BELIV Lab @ ASU · ROS2 · C++ · Connected vehicles
The regression set ran while we slept.
A nightly replay and simulation-validation harness for connected-vehicle perception/planning regressions. The lab had a backlog of failures that nobody could reproduce by lunch. We made reproduction cheap.
28k
nightly tests
97 → 11m
reproduction
−88%
lead time
CI / CD
gating
01 · The scene
The reproducibility gap.
BELIV had the most interesting connected-vehicle data on campus and the worst reproducibility story I'd seen. A planner regression flagged at 11pm took a research assistant 97 minutes the next morning to reproduce. By the time they had it, the person who wrote the offending change was already in their next standup.
02 · The system
What we built.
A two-tier replay harness. Tier one captures every regression as a minimum reproducing bag: only the topics, frames, and V2X messages necessary for that scenario. Tier two re-runs the bag against the planner under test on a per-PR basis, gated in CI.

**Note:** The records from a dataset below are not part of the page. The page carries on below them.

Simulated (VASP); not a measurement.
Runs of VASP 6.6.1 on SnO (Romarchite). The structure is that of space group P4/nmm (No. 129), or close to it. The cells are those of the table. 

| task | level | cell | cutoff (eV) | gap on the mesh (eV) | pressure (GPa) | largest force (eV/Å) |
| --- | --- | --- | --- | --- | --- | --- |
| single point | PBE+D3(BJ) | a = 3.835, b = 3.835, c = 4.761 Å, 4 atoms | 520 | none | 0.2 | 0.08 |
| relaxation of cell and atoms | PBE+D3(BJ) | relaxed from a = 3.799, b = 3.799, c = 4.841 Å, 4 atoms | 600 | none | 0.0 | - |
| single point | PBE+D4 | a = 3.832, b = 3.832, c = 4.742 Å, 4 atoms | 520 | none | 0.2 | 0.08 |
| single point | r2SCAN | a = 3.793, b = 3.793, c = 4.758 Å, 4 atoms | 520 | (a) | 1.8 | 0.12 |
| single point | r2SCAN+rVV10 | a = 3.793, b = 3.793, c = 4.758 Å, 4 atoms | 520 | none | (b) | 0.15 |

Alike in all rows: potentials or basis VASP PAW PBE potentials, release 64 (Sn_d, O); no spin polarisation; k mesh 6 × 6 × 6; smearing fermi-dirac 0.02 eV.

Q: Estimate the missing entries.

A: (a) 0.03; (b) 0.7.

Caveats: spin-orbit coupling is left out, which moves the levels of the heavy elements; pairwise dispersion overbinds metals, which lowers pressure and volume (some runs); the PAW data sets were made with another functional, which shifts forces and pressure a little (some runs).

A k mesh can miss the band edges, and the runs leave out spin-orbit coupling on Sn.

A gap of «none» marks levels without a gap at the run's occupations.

- Bag pruner uses dependency tracing of subscribed topics.
- Bag store backed by content-addressed storage; identical scenarios dedupe.
- Per-PR runner sharded across the lab's GPU box and a CARLA fallback.
- Foxglove layout auto-generated for each failed bag — you click the link in the PR comment and you're looking at the failure.
03 · The hard part
Pruning without lying.
The hardest bug we hit was a pruner that dropped a topic the planner did not subscribe to but the perception node did. The bag reproduced clean and the planner passed. We added a strict mode that records the full subscription graph and refuses to prune anything reachable from the unit under test. That single change moved reproducibility from “mostly works” to “trusted by the lab.”
Lesson
04 · The result
Lead time collapsed.
97 → 11 min
reproduction
Median time-to-reproduce
28,000
nightly tests
Gating PRs against the planner
−88%
lead time
Bug filed → fix merged
0
flakes accepted
Strict-mode contract on the pruner
05 · The artifact
What it produces.
- Per-PR comment with reproduction link, failure clip, and discordance trace.
- Nightly leaderboard of slowest scenarios — the lab's “hot bags.”
- Foxglove layouts authored once, regenerated on every failure.
06 · The reflection
What I'd add.
A coverage map across scenario taxonomy. Right now we know how fast the harness is and how much it catches; we do not yet know where the holes are in the scenario space. Building that map is the next semester's project.